Are you considering moving your big data workloads from on-premises to Amazon EMR? Do you already have workloads on EMR but are looking to optimize performance and costs? If you answered “yes” to either of these questions, this blog is perfect for you.
In Episode 1 of the Amazon EMR Insider Series, Developer Advocate at AWS Nicholas Walsh sat down with Roy Hasson, Sr. Analytics Specialist Manager at AWS, and Kunal Agarwal, Co-founder and CEO at Unravel Data, to share best practices and new features that enable you to optimize big data costs with Amazon EMR and Unravel. This blog is adapted from the virtual session.
What is Amazon EMR?
Amazon Elastic MapReduce (EMR) is a fully managed cluster system that allows you to launch 19 different big data frameworks, including Apache Spark, Hadoop, Hive, Presto, and HBase. The image below shows some of the features and benefits of using EMR.
So why would you switch from self-managing (on-premises or on Amazon EC2, for example) to Amazon EMR?
Self-Managing Is Tedious and Expensive
Self-managing is difficult. It’s tedious, expensive, and requires you to have engineers on call. To be more specific, we’ll explore the three biggest challenges that, in Roy’s experience, customers face when self-managing.
OVERPROVISIONED AND UNDERUTILIZED RESOURCES
When self-managing, organizations often build clusters based on peak utilization. Buying hardware and configuring your environment for that peak can be very expensive, but Roy found that on average, customers only use between 50% and 60% of their capacity. Buying resources based on sudden spikes of max utilization can be a waste of money.

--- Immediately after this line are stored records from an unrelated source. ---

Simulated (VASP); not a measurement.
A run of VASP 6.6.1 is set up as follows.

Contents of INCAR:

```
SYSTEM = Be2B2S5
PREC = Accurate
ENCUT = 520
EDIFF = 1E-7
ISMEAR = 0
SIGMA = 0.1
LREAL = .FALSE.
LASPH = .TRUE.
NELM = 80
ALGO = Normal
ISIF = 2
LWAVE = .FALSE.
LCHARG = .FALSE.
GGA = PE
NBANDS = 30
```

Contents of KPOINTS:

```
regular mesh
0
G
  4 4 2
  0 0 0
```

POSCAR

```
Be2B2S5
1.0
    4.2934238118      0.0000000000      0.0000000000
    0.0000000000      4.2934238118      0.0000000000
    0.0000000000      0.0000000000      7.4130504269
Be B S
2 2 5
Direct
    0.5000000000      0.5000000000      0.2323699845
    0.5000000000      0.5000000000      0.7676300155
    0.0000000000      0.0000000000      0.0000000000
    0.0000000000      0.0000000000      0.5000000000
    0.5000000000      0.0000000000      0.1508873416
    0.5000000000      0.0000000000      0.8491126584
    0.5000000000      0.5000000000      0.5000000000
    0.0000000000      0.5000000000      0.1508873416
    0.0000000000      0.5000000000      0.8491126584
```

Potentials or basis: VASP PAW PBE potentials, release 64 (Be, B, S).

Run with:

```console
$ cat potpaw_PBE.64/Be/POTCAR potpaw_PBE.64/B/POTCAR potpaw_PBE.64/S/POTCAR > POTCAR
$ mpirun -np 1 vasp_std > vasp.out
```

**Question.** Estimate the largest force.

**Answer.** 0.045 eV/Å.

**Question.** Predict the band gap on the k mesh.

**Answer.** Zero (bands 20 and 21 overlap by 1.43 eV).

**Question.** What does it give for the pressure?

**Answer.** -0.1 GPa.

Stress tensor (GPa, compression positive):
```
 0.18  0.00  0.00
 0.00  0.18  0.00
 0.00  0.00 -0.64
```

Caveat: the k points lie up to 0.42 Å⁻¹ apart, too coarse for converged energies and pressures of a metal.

FALLING BEHIND ON OPEN SOURCE RELEASES
The open source software community moves quickly, with new versions, patches, and security fixes updated on a regular basis. It can be hard to keep up with these updates, and it can be difficult to upgrade clusters when there are so many workloads running on it. Falling behind on security patches especially can be risky.
MISSED SLAS
Missed SLAs can often be attributed to resource contention or seasonality. Resource contention is when high usage of resources on one workload delays another important report. Seasonality, however, is when an organization needs to run larger processing workloads at certain times, for example, at the beginning of a month or quarter. Buying more hardware just for these high volume periods is expensive.
In the remainder of this blog, we’ll explore how the combination of Amazon EMR and Unravel can help mitigate these challenges, improve performance, and reduce cost. But first, let’s start with understanding three different approaches to migrating to EMR.
Migrating to EMR: 3 Different Ways
If your organization is considering migrating to Amazon EMR, there are three approaches you can take: Lift & Shift, Rearchitect, and Net New.
LIFT & SHIFT
Lift & Shift is exactly what it sounds like. You lift what you have on-prem and shift to EMR—, or in other words, you take what you have on-prem and duplicate it on EMR. This requires the least amount of time and effort of the three approaches and is most useful when you’re dealing with time or budget constraints but still need to move to the cloud.
REARCHITECT
When you rearchitect, you must think about the future state of architecture. Imagine where you want to be and what you’ll need in the future rather than focusing solely on the problems your organization is facing today. EMR experts can spend time with customers to understand what workloads they’re moving and how to architect these workloads correctly in order for them to work optimally in the future. Rearchitecting allows you to gain the most value from the cloud.
NET NEW
Net new is simply leaving what you have on-prem and deploying a new workload on the cloud. Over time you can add more workloads to the cloud.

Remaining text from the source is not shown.